This throws the followin error


RuntimeError Traceback (most recent call last)
in ()
1 n_seqs, n_steps = 128, 100
----> 2 train(model, encoded, epochs=25, n_seqs=n_seqs, n_steps=n_steps, lr=0.001, cuda=True, print_every=10)

4 frames
/usr/local/lib/python3.6/dist-packages/torch/nn/functional.py in nll_loss(input, target, weight, size_average, ignore_index, reduce, reduction)
1869 .format(input.size(0), target.size(0)))
1870 if dim == 2:
-> 1871 ret = torch._C._nn.nll_loss(input, target, weight, _Reduction.get_enum(reduction), ignore_index)
1872 elif dim == 4:
1873 ret = torch._C._nn.nll_loss2d(input, target, weight, _Reduction.get_enum(reduction), ignore_index)

RuntimeError: Expected object of backend CUDA but got backend CPU for argument #2 ‘target’

A quick check of whether the model parameters were registered by quora returns false.

    next(model.parameters()).is_cuda
    False

Working in the colab environment.

    torch.cuda.get_device_name()
    'Tesla T4'

Which is perplexing since I moved my parameters to cuda. I don’t get where I am going wrong. Please help, thank you so much for your time.

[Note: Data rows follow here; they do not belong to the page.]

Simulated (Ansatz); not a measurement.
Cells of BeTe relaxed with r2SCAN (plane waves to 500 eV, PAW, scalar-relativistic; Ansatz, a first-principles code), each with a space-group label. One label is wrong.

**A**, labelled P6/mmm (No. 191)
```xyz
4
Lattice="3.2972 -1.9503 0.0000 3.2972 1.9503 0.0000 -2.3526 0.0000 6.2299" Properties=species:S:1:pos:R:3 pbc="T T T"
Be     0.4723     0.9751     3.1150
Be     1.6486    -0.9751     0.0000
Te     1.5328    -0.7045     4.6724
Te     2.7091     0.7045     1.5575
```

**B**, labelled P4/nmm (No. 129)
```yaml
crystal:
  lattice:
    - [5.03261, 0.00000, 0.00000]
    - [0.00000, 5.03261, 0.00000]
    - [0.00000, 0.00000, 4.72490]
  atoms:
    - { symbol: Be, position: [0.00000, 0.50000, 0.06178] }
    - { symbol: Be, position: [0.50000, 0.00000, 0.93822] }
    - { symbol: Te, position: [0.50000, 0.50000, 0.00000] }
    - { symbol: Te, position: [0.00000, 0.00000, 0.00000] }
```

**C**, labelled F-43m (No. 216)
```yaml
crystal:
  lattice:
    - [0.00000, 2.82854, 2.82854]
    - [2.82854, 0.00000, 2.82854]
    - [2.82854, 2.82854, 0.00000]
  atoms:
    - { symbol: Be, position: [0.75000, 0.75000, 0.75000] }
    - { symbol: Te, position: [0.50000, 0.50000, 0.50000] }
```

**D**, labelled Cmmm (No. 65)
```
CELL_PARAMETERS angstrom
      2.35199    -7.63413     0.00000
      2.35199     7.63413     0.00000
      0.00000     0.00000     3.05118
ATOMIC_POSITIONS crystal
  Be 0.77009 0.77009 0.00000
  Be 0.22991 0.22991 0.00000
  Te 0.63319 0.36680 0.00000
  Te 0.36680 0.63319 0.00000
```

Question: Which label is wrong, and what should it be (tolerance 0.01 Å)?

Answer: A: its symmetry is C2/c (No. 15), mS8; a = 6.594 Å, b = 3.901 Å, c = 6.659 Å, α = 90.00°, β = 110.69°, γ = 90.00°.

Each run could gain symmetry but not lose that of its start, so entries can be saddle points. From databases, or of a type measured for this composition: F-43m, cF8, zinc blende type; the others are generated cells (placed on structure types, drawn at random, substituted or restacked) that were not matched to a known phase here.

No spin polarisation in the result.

It looks like the error message is thrown in the validation loop.
While you are using:

loss = criterion(out, targets.view(n_seqs*n_steps).type(torch.cuda.LongTensor))

in your training loop, you are not creating a CUDA tensor in the validation loop:

val_loss = criterion(out, targets.view(n_seqs*n_steps).type(torch.LongTensor))

Thanks a bunch. I made a ton of other such silly mistakes throughout my code, but now the whole thing works well. Thanks again

I’m glad the code is working now.
To avoid such issues in the future, I would use the .to() operation with a specified device, so that changing this single variable will switch between CPU and GPU:

device = 'cuda:0'
# device = 'cpu'  # set for CPU run

targets = targets.to(device)
x = torch.randn(1, device=device)
model.to(device)
...

Thanks a lot, I shall practise this going forward. If I were to do this, switching the model back to CPU for prediction would just entail calling model.cpu() right?

This would be one approach, but I would recommend to set device='cpu' and use the same code if possible.

Thank you, will surely do.